Skip to content

Conversation

alisterburt
Copy link

@alisterburt alisterburt commented Oct 7, 2025

This PR supersedes #9104 and implements missing support for grouped workers in SpecCluster.

As described in #9104, support for grouped workers was originally implemented in #3013 and is still documented in the SpecCluster docstring but appears to have been broken for a while from use in dask-jobqueue (dask/dask-jobqueue#498 and dask/dask-jobqueue#691)
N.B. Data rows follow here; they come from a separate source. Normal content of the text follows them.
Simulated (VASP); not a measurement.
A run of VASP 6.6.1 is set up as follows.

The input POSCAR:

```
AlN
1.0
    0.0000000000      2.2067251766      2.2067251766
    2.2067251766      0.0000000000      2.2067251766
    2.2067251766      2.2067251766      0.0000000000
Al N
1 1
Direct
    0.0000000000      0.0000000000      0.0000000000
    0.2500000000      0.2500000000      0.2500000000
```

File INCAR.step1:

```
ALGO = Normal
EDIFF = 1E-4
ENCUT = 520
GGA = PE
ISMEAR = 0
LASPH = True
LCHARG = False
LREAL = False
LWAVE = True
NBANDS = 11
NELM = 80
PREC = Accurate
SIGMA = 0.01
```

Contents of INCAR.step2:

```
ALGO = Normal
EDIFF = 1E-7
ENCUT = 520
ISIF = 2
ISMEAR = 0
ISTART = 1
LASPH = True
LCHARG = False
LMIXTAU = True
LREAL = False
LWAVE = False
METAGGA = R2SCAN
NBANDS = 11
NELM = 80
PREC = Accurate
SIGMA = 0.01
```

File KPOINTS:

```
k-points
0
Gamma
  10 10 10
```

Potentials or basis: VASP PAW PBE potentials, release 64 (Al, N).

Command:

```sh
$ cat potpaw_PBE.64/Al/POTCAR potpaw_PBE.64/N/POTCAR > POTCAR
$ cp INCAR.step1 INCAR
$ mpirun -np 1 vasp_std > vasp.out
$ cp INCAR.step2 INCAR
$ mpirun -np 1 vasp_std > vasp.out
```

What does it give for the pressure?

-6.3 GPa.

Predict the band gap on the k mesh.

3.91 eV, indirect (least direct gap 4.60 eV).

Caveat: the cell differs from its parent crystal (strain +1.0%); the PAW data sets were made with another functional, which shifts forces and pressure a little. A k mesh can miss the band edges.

Key Concepts Disambiguated

Added clear terminology and documentation distinguishing:

  • Spec name: Key in worker_spec dict (e.g., "0", "my-worker")
  • Worker name: Name reported to scheduler (e.g., "0-0", "0-1" for grouped workers)
  • self.workers dict: Always keyed by spec names (not worker names), mapping to Worker/Nanny/MultiWorker instances

This disambiguation was critical - fixed a bug where worker names were incorrectly used as keys to access self.workers.

Semantic Decisions

  1. Conservative Scaling (all parameters are maximums)
  • scale(n=5) with 2 grouped workers per spec → creates 2 specs = 4 workers (not 6)
  • scale(memory="6GB") with 4GB/spec → creates 1 spec = 4GB (not 8GB)
  • Rationale: Prevents resource overcommitment, matches user expectation of "at most N"
  • Special case: scale(n=1) from 0 workers creates 1 spec to avoid deadlock
  1. Grouped Worker Failure Handling
  • When any worker in a group fails, entire spec is removed
  • Removal triggered after lost-worker-timeout expires
  • Adaptive scaling recreates the group as a unit
  • Rationale: HPC allocations fail as one unit; partial groups are invalid
  1. Spec Names Must Be Strings
  • All spec names (keys in worker_spec) are now strings
  • Auto-generated spec names use str(i) instead of int(i)
  • Rationale: Type consistency, eliminates int/str conversion bugs

New Tests

Helper method tests:

  • test_spec_name_to_worker_names_regular
  • test_spec_name_to_worker_names_grouped
  • test_worker_name_to_spec_name_regular
  • test_worker_name_to_spec_name_grouped
  • test_worker_name_to_spec_name_mixed

Grouped worker functionality:

  • test_grouped_worker_death_removes_spec
  • test_grouped_worker_spec_removal_multiple_rounds
  • test_unexpected_close_whole_worker_group
  • test_scale_down_with_grouped_workers
  • test_mixed_regular_and_grouped_workers

String spec name tests:

  • test_new_spec_name_returns_string
  • test_worker_spec_keys_are_strings
  • test_run_spec_cluster_custom_spec_names

Implementation Notes

This implementation uses type hints for new methods and parameters). This is not consistent with the rest of the codebase and am happy to remove these if that's the maintainers' preference.

…nsistency

Establish four key concepts with precise terminology:
  - Spec name: String key in worker_spec dict (e.g., "0", "my-worker")
  - Worker name: String scheduler sees (e.g., "0-0", "0-1")
  - Worker spec: Dict with 'cls', 'options', 'group' (in worker_spec)
  - Worker instance: Actual Worker/Nanny object (in workers)

Changes:
 - Rename _new_worker_name() → _new_spec_name() for clarity
 - Add type hints: worker_spec: dict[str, dict], workers: dict[str, Worker | Nanny]
 - Update SpecCluster docstring with Terminology and Grouped Workers sections
 - Fix examples to use string keys ("0", "1") and consistent variable names
 - Add failing tests (TDD): test_new_spec_name_returns_string, test_worker_spec_keys_are_strings
 - Ensure spec numbers are strings in worker spec dictionary
…ted tests to enable grouped worker support in SpecCluster

  - `_spec_name_to_worker_names()`: Maps spec name → worker names
    - Regular workers: 1:1 mapping (spec "0" → worker "0")
    - Grouped workers: 1:many mapping (spec "0" → workers "0-0", "0-1", "0-2")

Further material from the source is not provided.